This is the part I don't understand. I work for a tiny company with
limited resources. It's infeasible for me to track every new kernel
release and upgrade every time. I need to pick a kernel version that has
the functionality we need, test it thoroughly with my app, and then
never touch that kernel again.

Unless I am mistaken, some people (like Thomas) have been deploying
systems based on PREEMPT_RT (or just -hrt) in indutrial settings for a
long time. (As far back as 2.6.15?) Obviously many bugs have been fixed
since then, which means that these versions contained many bugs.

How does one react when an important bug in found in a system that is
already in the field? Do they provide a way to upgrade the kernel (like
consumer-grade network routers)? Do they replace the complete system?

Regards.

2007-08-07 08:52:59

by John Sigler

[permalink] [raw]
Subject: Re: Old -rt patches

Paul E. McKenney wrote:

> John Sigler wrote:
>
>> I wrote a Linux app where I need high-resolution timers. I went all the
>> way and installed the -rt patch, which includes the -hrt patches, as far
>> as I understand.
>>
>> Since I could not afford to change kernels with every new release, I
>> decided to track the 2.6.20 branch (arbitrarily).
>>
>> At this point I'm using 2.6.20.7-rt8 (-rt8 was the last patch to the
>> 2.6.20 branch). (I see 2.6.20 is already up to .15)
>>
>> I see a lot of patches going into the -rt patch, but development moved
>> on to 2.6.21, then 2.6.22, and now 2.6.23, following mainline.
>>
>> I'm not a kernel hacker, so I don't claim to understand the patches, but
>> the comments sound like a few bugs are fixed here and there. I can't
>> tell whether these bugs also exist in previous kernels or only appeared
>> in newer kernels. Even if I knew, I probably wouldn't have the expertise
>> to back-port the patch.
>>
>> I'm seeing weird behavior in my app, when it has been running 2-4 days.
>> The timers start to act out, and all hell breaks loose. Basically, I
>> have no idea what's going on...
>>
>> My question is: is it possible that there is a bug in 2.6.20-rt8 that
>> has been fixed in subsequent -rt patches (there's a 2.6.21.6-rt21 and a
>> 2.6.22.1-rt9)? In other words, if I give 2.6.21.6-rt8 or 2.6.22.1-rt9 a
>> spin, is it possible that my weird behavior disappears?
>>
>> I'm not saying that it's impossible for the bug to be in my app, but the
>> app is small enough that I'm fairly confident there's no problem there.
>
> Would you be willing to post your app so people could try to reproduce
> your bug?

Hello Paul,

I cannot provide the app "as is" (I fear the paranoid PHB would
spontaneously combust). If time permits, I will try to make a small
testcase to exhibit the problem.

Regards.

2007-08-07 15:15:45

by Daniel Walker

[permalink] [raw]
Subject: Re: Old -rt patches

On Tue, 2007-08-07 at 10:27 +0200, John Sigler wrote:
> Daniel Walker wrote:
>
> > John Sigler wrote:
> >
> >> Would anyone care to comment?
> >
> > I'm not sure if this is the answer that you're looking for, but yes you
> > certainly will find fixed bug is older version of the tree.
>
> I am not a kernel hacker, therefore I can only imagine how complex it is
> to bring real-time to Linux. For some reason, I had come to believe that
> the case of a single CPU without dynticks had been "solved" in the more
> recent kernels (say 2.6.20), and that development had moved on, and was
> now active in more "complex" areas like SMP/multi-core, dynticks, etc.

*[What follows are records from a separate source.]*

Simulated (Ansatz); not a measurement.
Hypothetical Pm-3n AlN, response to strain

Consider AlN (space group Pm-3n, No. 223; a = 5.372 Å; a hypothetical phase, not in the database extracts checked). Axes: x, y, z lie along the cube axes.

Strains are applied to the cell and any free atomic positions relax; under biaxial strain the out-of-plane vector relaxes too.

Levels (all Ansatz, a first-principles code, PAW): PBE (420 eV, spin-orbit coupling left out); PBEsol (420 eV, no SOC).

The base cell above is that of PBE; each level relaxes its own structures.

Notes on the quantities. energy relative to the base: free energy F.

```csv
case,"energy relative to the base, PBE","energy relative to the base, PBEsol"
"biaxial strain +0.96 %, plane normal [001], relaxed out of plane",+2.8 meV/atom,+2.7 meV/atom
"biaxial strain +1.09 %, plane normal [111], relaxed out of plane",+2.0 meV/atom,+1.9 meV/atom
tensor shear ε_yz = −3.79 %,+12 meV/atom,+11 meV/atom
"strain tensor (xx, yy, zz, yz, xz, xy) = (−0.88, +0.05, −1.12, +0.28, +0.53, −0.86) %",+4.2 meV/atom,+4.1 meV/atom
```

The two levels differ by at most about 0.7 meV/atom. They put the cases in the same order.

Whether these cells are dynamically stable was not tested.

There is always a chance of something not working, or a regression
getting introduced in any of the code .. -rt is all still a development
tree too, so it may not always be stable.

> >> Perhaps I could also test a different strategy, such as xenomai?
> >> http://www.xenomai.org/
> >
> > If it's a kernel bug it's not going to matter if you use a xenomai skin
> > or not.. If you use some other real time layer that might fix it ..
>
> *If* it is a bug in the -rt patch, then Adeos/Xenomai coupled with a
> vanilla Linux kernel should not be affected by the same bug. Unless my
> logic is broken somewhere.

I wouldn't think so, but then what if Adeos/Xenomai has a new bug?

> > you really need to test your app on a current version of the kernel ..
> > We as developers generally don't support out dated trees..
>
> This is the part I don't understand. I work for a tiny company with
> limited resources. It's infeasible for me to track every new kernel
> release and upgrade every time. I need to pick a kernel version that has
> the functionality we need, test it thoroughly with my app, and then
> never touch that kernel again.

Ok ..

> Unless I am mistaken, some people (like Thomas) have been deploying
> systems based on PREEMPT_RT (or just -hrt) in indutrial settings for a
> long time. (As far back as 2.6.15?) Obviously many bugs have been fixed
> since then, which means that these versions contained many bugs.

It's not a stretch to imagine. These real time chance has already been
included in commercial distros, and are generally getting made into
various products right now .. Just like what your doing .

> How does one react when an important bug in found in a system that is
> already in the field? Do they provide a way to upgrade the kernel (like
> consumer-grade network routers)? Do they replace the complete system?

I don't really know the details of this , but I would imagine there is
some sort of upgrade path for say routers .. I've heard people talk
about cell phone upgrading their software over the air.. It would be a
difficult proposition to say make some specific kernel static forever ..
Even the mainline stable kernel has bugs that get fixed..

Daniel